Re: jena-text limit by language and/or named graph

Posted by Osma Suominen <os...@helsinki.fi>.

Hi Andy!

> Should this be per map entry/ per predicate?  I don't know which is
> best - whether a index-wide configuration or whether it might be
> some predicates are indexed one way and some another.

For now, I think this can be global, i.e. not possible to set per predicate.

> (and if there is no lang, presumably "") .

Probably yes, though I'll defer the lang discussion for now and
concentrate on getting the graph information into the index first 
because that is more critical for me - I have dozens of graphs, but only 
a few languages in each graph.

> Sounds sane.

Great!

> What would the query predicate in SPARQL look like?

For the graph part, I think there is no need to introduce any new
syntax. Simply having the text:query within the context of a specific
graph should be enough, i.e. this should work:

GRAPH <http://example.com/mygraph> {
   ?s text:query "keyword" .
}

For the language part, I'm not so sure, but I'll defer the discussion
for now.

> If it all defaults back to the current mode of operations, we have a
> non-disturptive upgrade path which would better if possible.  It's a
> change of disk-format which is always more of an issue for existing
> use.

Yes, that is my intent, to not disrupt existing use in any way.
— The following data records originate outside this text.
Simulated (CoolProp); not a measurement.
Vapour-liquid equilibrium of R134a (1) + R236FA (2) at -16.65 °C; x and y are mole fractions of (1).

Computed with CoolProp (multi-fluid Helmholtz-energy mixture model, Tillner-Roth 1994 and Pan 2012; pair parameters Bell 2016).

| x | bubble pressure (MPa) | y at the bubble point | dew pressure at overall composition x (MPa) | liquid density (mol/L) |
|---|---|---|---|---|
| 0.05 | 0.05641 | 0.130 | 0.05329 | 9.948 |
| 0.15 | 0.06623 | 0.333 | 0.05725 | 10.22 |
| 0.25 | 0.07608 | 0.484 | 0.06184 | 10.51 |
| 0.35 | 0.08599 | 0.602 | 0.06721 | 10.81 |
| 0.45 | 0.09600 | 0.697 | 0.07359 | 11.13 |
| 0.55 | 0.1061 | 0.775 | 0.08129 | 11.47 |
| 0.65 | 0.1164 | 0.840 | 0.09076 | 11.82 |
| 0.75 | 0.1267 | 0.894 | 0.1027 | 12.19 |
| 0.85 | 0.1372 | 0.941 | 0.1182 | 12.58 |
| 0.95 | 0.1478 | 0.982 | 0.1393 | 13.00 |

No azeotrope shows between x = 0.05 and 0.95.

Attached is a first draft patch which is my attempt at adding graph
information to the index, iff graphField has been set in the config
file, as in the attached config file.

With this patch, you can use a query such as this:

SELECT ?s {
   ?s text:query '+res* +graph:"http\\://example.com/graphA"' .
}

and you will only get results from within the specified graph. This is
obviously a bit awkward since you have to know the name of the graph
field, and also the URI quoting is ugly. But at least it proves that the
graph information was successfully stored in the index and can be used 
for retrieval.

However, I couldn't figure out how to get the URI of the current graph
at query time so that an explicit "graph:" query part could be avoided.

An ExecutionContext is passed to TextQueryPF methods and it has a
getActiveGraph() method which looks promising. But neither the Graph
interface nor the GraphBase implementation seem to be aware of the URI
(or Node in general) they are identified by. The only (possible,
untested) way that I could think of would be to also call
ExecutionContext.getDataset(); then call DatasetGraph.listGraphNodes();
and for each of the Nodes, call DatasetGraph.getGraph(node) and see if
the result matches the Graph that getActiveGraph() returned. But this
seems awfully inefficient, especially if there are lots of graphs. Is
there a better way to find out the URI of the current graph within
TextQueryPF methods?

Finally some misc notes:
- TextDocProducerEntities seems to be unused - not touched
- TextDocProducerTriples.[qQ]uadsToTriples is unused - not touched
- TextIndexLucene.get$ - it seems a bit stupid to use a QueryParser
   when you could directly create a Query programmatically - not touched
- I think get$ was broken anyway because it doesn't take into account
   that the query is tokenized by StandardAnalyzer - but this should now
   be fixed as a side effect of using PerFieldAnalyzerWrapper
- I made similar changes in TextIndexSolr as in TextIndexLucene, but
   have so far tested only the Lucene part

-Osma

-- 
Osma Suominen
D.Sc. (Tech), Information Systems Specialist
National Library of Finland
P.O. Box 26 (Teollisuuskatu 23)
00014 HELSINGIN YLIOPISTO
Tel. +358 50 3199529
osma.suominen@helsinki.fi
http://www.nationallibrary.fi

Re: jena-text limit by language and/or named graph

Posted by Andy Seaborne <an...@apache.org>.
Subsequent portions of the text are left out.